O’Donoghue and Others v. the United Kingdom(application no. 34848/07):

The government’s system for preventing sham marriages as an entry ploy for immigrants breached the right to marry and was discriminatory – read judgment.

By the time this case was lodged the Certificate of Approval Scheme had been much diluted by a series of amendments, but even so the Court found itself to be “gravely concerned” with the policy.  This, along with the surprisingly lenient approach to the applicants’ failure to exhaust local remedies, suggests that the Court was anxious to address what it sees as endemic problems in the UK’s border control policy.  If states want to use impediments to marriage as an entry deterrent, it says, then they must face being rapped with the Article 12 stick.

The main applicant in this case was a Nigerian national who arrived in Northern Ireland in 2004 and claimed asylum in 2006.   He and Ms Donoghue met in November 2004 and in May 2006 they agreed to marry. However, he was unable to qualify under the “first version” of the Certificate of Approval Scheme  in operation at the time,  as a person subject to immigration control. He had to have either entry clearance expressly granted for the purpose of enabling him to marry or a certificate of approval granted under Section 19 of the Asylum and Immigration Act 2004, neither of which he could obtain, along with the application fee of £295. That year the scheme was successfully challenged in the courts for being incompatible with the Convention, largely because it did not apply to those couples seeking to marry in the Church of England.

In response to these rulings a “second version”  was introduced, under which those who had insufficient leave to enter or remain could be asked to submit further information in support of their applications to satisfy the Home Office that the proposed marriage was genuine. This second version did not however alter the Church of England position. In any event, the applicants still could not marry, because the first applicant had no leave to remain in the UK at the time, and thus still did not qualify for a certificate of approval.

In 2007 a “third version” was introduced which extended the possibility of qualifying for a certificate of approval to those who were awaiting the outcome of an application for leave to remain. Although the applicant qualified for a certificate from then on, he still could not afford the application fee.

The couple did finally obtain a certificate of approval on 8 July 2008 after friends helped them to pay the fee. They married on 18 October 2008.

The applicants complained that the scheme breached their right to marry under Article 12, alone and in conjunction with Article 14. They also submitted that it breached their right to freedom of religion (Article 9) and  right to respect for private and family life (Article 8), again  alone and in conjunction with Article 14. Finally, invoking Article 13, they contended that they had been deprived of a remedy before national courts. The application was lodged with the European Court of Human Rights on 31 July 2007.

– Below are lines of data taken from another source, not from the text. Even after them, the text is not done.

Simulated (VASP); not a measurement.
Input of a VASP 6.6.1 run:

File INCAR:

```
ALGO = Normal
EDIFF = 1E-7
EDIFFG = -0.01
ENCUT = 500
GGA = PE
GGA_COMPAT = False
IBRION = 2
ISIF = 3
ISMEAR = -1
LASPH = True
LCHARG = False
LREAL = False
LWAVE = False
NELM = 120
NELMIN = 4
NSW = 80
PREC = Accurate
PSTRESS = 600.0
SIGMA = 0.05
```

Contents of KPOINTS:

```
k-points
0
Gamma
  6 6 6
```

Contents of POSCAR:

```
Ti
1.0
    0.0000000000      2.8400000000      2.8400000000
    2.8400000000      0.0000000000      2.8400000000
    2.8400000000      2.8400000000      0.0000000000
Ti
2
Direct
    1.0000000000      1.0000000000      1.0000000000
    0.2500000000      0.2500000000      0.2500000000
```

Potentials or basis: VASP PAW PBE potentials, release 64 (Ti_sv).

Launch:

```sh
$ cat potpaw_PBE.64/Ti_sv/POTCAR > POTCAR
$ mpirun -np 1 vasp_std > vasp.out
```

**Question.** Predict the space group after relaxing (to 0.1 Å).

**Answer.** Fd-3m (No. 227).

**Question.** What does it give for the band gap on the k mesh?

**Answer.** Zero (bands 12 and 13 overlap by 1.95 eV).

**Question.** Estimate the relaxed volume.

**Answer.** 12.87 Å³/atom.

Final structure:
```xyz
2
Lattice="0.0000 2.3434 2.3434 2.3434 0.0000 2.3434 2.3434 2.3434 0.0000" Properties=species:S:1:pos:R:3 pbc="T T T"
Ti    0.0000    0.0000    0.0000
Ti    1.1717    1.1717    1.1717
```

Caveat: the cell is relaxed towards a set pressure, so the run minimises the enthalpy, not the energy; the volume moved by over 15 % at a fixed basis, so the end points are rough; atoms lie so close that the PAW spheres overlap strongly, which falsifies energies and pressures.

Complaints under Article 12 and Article 14 upheld and pecuniary as well as non-pecuniary damages granted under Article 41 by way of “just satisfaction”.

Article 12

Contracting States do not necessarily violate Article 12 by imposing reasonable conditions – to establish if a proposed marriage was one of convenience – on a foreign national’s ability to marry. However, the Court had a number of “grave concerns” about the scheme operating in the UK.  The only relevant requirement for the certification was the genuineness of the proposed match. The Court did not accept that this requirement yet had the foreground in the Scheme’s criteria.  As for the fee itself – the technical complaint in this litigation – the Court found that it was fixed at a level which was capable of impairing the essence of the right to marry, especially given that many of those subject to immigration control would either be unable to work in the UK.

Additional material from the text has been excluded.